First up, a Bachman shock open – as with a lot of this stuff, it’s been in my collection for years and I think appeared on my first layout when I was 15! Some of these were cradled internally for conveying coil traffic, so I’ve added a hood along these lines – this is simply tissue paper superglued into place, and painted with a couple of coats of thinned dark grey acrylic.
Next up, a Bachmann BR standard brake van, which had been picked up cheap at a toy fair and hovered at the bottom of the stock box ever since, it’s Railfreight red and grey livery hurting the feelings of other stock in more mundane colours….. a quick repaint and things were looking much better – I just need to buy some vac pipes to finish it off as a through piped example.

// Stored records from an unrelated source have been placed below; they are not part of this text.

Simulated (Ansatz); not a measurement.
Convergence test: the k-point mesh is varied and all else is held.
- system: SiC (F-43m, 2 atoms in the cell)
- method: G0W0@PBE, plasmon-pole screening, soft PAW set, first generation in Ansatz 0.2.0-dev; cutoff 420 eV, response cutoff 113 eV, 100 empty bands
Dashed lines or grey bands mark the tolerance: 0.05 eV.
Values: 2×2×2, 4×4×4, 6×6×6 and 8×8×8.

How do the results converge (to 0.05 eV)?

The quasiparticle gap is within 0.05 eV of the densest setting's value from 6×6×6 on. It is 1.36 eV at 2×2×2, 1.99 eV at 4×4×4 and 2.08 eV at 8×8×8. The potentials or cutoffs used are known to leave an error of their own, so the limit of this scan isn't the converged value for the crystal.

After repurposing 2 of the 3 Bachmann Conflat A’s in my collection to make a twin bolster conversion, the sole survivor was weighted down the easy way (straight on the deck) and a container affixed. Some Ambis Engineering load securing chains were then added…. Thank god I converted the other two into a steel wagon that’s all I can say!
Years after a bit of a half arsed weathering job was abandoned, I’ve also finished weathering these Presflos…. at present they are on the light side as I’m yet to work out how to get some weight into them, other than drilling a hole in the bottom and filling with sand – any more eloquent suggestions on a postcard to the usual address please.
A couple of old Parkside Vanwides, which got weathered as well as weighted – no prizes for guessing which is before and after. It’s all a bit patchy to try and add some variety to the rake, and don’t worry, that polish has been cleaned off now!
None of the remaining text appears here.